Reply #39 on: April 18, 2013, 08:28:22 am
Don't tell me an artist can't do these very simple animations, at least one pokemon a day, and don't tell me they can't hire 20 artists. It's very doable. It's even easy I would say.
Sure. The question is "can we ship that in a ROM that is cheap enough to accomodate the estimated christmas gift budget of the average japanese family (rest of the world set apart)". I think they *did* animate a set of pokemon as they used to, and the same set with rotation technique. With as much frames as the storage technology would support. I think they then tested those sets on their intended audience (kids) and kids prefered the one that looked "more alive", artistic considerations set aside.
I think managers then said to the artists and coders "do what kids prefered" and the others nodded politely.

Quote
Both as a customer and as an artist, I don't want that.
Me neither. I prefer the crafted work of Nieborg et al. on Shantae, for instance. But Shantae is far from being a cash cow.
All I've found I could do about it is to play Shantae rather than the ugly Phantom Hourglass when my 3-year-old wants to watch me playing. I can (and do) suggest her to watch Disney's masterpiece like Fantasia rather than Toy Story ¼. But basically that's all.
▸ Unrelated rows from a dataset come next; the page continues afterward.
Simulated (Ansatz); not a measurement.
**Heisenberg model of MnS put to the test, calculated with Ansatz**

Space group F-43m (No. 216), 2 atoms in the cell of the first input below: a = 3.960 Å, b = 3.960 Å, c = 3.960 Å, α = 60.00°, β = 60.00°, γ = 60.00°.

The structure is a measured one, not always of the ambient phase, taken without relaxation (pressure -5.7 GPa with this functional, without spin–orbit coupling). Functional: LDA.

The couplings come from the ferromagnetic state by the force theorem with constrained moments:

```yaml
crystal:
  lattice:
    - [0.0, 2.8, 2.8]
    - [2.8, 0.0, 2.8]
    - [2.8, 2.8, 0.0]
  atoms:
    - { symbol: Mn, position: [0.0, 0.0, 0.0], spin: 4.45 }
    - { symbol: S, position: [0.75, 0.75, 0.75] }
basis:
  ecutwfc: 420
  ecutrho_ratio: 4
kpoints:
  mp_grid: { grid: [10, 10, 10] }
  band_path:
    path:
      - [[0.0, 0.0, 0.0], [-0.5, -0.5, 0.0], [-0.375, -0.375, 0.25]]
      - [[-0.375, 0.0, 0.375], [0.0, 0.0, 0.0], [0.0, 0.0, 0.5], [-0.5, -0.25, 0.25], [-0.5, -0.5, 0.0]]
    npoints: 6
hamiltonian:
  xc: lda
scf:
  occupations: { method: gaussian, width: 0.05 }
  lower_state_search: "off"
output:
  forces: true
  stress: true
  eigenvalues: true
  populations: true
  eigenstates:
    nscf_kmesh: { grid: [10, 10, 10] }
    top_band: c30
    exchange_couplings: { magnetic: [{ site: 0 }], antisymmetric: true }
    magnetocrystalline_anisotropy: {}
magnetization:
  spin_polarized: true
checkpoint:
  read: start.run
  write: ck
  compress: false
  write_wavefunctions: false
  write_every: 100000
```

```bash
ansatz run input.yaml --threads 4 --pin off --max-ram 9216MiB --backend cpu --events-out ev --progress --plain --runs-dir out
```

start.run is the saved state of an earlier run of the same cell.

As an artist, you can refuse to commission under such terms and go indie. And face the financial risks on your own.

I do, however, defend Ubisoft and the UbiArt framework. They bring back the ability to work in small teams, and free artists from technical considerations such as polygons or pixels. Yet, animation is fluid and works well. Levels are appealing and diverse. There is no realism clash. I think that's indeed great. That allows more focus on the fun, imho.